Skip to content
Venish Joe Clarence

Simulating Asymmetric Partitions with Raft Pre-Vote

Table of contents

Open Table of contents

Overview

If you ask any SRE how they test high availability in their clusters, they will usually describe a symmetric partition: they pull the virtual network plug on a node, watch the remaining nodes form a quorum, and observe the isolated node scream into the void until it’s reconnected.

But in production environments, networks rarely fail so cleanly.

Instead, we face gray failures highly localized, asymmetric network degradations where Node A can talk to Node B, Node B can talk to Node C, but Node A cannot talk to Node C.

The catalyst for this post was a recent incident in my home lab. While updating firmware and tweaking VLAN profiles across my Omada SDN switches, a subtle trunk-port tagging mismatch caused a temporary routing black hole. My Omada controller reported every switch “Online” and basic gateway pings were succeeding. Yet, the distributed state machine backing my local services began behaving like it was possessed. API calls stalled, write latencies spiked, and raft-based components entered infinite election thrashes.

To understand exactly how modern consensus engines survive this flavor of infrastructure chaos, I built a zero-dependency Linux network namespace sandbox to simulate this asymmetric VLAN leak on an active etcd cluster.

The Mechanics of Asymmetric Partitions

In a classic 3-node cluster, a symmetric partition splits the network cleanly:

symmetric-partitions

If Node 3 was the leader, Node 1 and Node 2 realize heartbeats have stopped, increment their Raft term, hold an election, and select a new leader. Node 3 sits in isolation, unable to write because it cannot reach a majority. When the partition heals, Node 3 sees a higher term, steps down to a follower, and reconciles its state. This is predictable.

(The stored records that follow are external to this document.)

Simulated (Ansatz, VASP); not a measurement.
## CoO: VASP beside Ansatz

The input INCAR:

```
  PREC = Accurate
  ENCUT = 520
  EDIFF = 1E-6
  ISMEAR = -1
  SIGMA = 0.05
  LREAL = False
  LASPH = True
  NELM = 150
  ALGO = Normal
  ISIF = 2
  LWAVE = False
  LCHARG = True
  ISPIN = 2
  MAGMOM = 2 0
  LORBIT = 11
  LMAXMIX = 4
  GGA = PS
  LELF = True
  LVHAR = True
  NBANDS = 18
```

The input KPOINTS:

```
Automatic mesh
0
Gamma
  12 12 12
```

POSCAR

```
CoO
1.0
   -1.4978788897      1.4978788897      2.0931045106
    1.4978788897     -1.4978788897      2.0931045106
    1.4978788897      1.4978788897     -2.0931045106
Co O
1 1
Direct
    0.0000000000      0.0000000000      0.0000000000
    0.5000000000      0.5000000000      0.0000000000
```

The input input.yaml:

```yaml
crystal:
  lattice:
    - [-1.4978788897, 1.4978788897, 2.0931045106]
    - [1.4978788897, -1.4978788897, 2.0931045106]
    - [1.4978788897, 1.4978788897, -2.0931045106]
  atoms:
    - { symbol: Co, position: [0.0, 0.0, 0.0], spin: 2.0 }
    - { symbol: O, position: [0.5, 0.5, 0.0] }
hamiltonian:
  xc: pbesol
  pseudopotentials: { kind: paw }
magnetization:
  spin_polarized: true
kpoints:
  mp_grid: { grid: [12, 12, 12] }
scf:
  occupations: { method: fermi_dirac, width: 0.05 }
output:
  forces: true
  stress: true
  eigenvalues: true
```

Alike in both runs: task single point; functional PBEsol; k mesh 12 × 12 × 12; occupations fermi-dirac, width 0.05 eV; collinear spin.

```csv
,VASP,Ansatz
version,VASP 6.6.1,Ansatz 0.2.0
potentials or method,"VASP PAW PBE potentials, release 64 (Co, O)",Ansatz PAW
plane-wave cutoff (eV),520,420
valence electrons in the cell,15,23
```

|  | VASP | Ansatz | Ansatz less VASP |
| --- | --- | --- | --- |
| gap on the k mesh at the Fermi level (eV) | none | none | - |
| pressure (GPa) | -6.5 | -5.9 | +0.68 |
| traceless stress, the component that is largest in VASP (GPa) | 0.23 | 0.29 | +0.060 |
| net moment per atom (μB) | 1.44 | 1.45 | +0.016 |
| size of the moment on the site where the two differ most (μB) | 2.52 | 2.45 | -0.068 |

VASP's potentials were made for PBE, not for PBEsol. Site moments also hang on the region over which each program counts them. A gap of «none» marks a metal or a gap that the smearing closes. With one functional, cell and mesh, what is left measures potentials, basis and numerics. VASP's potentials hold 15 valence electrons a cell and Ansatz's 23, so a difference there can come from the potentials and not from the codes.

Now, consider an asymmetric partition (the “gray” failure):

asymmetric-partitions

Here, Node 1 and Node 3 are blocked from communicating with each other, but both maintain a healthy link to Node 2.

If Node 2 is the cluster leader, it can easily replicate state to both followers because it has independent pathways to both. But what happens if Node 3 experiences a transient blip, stops receiving heartbeats from Node 2, and decides to run for election?

In a naive implementation of Raft, Node 3 would:

  1. Increment its local term (e.g., from Term 2 to Term 3).
  2. Transition to Candidate state.
  3. Broadcast a MsgVote request.

When Node 2 receives a MsgVote with a higher term (Term 3), Raft rules dictate that Node 2 must immediately step down to a follower and accept the new term. But Node 3 can never win the election because it cannot reach Node 1 to get a majority vote.

The active leader was just deposed by a “disruptive follower” that had absolutely no chance of forming quorum. Once Node 2 steps down, the entire cluster’s write path is halted, and the cluster enters an infinite loop of failed elections.

To solve this, modern implementations of Raft rely on two critical guardrails: Check-Quorum and Pre-Vote.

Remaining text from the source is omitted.